Reporters: Pamela Chappell & Jodie Waalderbos

“Words, words, words.” Hamlet Act 2 scene 2 

What are words? According to Ward S. Miller “Words are the means to nearly all we are or hope to be on this planet.” Perhaps this is why we choose our words carefully and allow some words to disappear into a never-ending abyss. According to Jane A. Seymonds, “ Style is the use of right words in the right place.” In this modern world today we are all about fads and style. Words are just like fashions or hairstyles - once they lose their popularity, they die off. But “ the very future of mankind may depend upon the rectification of word habits” which is (PERHAPS?) why we rid this world of the words we do.

“Thou blind fool, love, what dost thou do to mine eyes.” Sonnet 137 Shakespeare

This enchanting line is musical because of the way the words are composed. But if Shakespeare were to have used what are now dead words we would see the poetic value of this line be lost to a fad. For example: “Thou blind fool, Storge, what dost thou do to mine wink-a-peeps.”

Ever heard of a wrinkle in time? Well, what if the word “wrinkle” is lost to the abyss of dead words and we now use ribble? It just doesn’t hold the same kind of eloquence that the word wrinkle does. 
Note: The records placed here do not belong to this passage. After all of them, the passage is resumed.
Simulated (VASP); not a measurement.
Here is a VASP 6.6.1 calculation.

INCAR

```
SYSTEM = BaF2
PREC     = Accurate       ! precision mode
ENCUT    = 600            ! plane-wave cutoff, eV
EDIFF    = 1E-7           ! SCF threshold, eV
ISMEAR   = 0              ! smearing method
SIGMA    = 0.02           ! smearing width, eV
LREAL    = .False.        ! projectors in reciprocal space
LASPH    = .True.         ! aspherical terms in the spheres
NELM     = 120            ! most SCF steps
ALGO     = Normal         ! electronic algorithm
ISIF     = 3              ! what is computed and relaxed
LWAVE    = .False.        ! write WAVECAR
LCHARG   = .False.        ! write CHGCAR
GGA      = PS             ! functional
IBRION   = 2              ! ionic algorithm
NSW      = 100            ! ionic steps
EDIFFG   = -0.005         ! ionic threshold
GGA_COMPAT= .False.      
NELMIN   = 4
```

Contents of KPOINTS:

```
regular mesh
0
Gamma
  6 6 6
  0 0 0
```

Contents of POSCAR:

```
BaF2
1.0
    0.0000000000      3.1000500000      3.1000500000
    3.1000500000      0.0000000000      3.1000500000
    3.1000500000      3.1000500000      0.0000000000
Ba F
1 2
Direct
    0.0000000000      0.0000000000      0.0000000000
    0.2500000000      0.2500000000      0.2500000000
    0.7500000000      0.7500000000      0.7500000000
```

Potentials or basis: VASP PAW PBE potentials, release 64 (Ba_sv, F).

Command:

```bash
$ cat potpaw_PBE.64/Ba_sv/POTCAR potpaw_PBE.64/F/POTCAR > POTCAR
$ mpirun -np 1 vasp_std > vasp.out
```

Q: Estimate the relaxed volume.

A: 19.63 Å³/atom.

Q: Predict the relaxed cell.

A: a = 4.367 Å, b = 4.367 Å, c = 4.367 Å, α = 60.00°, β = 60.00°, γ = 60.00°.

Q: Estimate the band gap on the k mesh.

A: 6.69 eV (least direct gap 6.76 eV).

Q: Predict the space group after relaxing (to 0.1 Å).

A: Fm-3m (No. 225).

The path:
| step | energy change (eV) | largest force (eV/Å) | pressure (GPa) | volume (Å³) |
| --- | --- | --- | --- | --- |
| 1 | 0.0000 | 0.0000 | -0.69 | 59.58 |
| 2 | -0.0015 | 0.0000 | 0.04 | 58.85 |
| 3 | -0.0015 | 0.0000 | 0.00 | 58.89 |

Some words that have been lost were once used by the great writers of the past. Shakespeare in Love’s Labours Lost uses the word “welkin” to represent the evening sky. “… Who now hangeth like a jewel in the ear of coelo, the sky, the welkin, the heaven” (Holofernes Act 4-scene ii) (are you contradicting yourself?)

As well, Dylan Thomas used “dingle,” the word for a dell, in his poem “Fern Hill”: “ The night, above the dingle, starry…..” Words that are dead today once held the same value that we place on the words we use today. Possibly, today we suffer from the habit of belittling the words that were once great achievements to others or rather we suffer floccinaucinihilpilification. 

Emily Dickinson said, “A word is dead when it is said some say./ I say it just begins to live that day.” The truth is words have a life span like people. Some live an eternity while others have their fifteen minutes of fame and then drift away to oblivion. The object is to taste all the words you can (even the lost ones) so that you can deem what words are an adlubescence or to the ear pleasure and what words dretch or torment our ears. We write the words the whole world sings, so reach into the abyss and drag out the worthy and bury the unworthy deeper.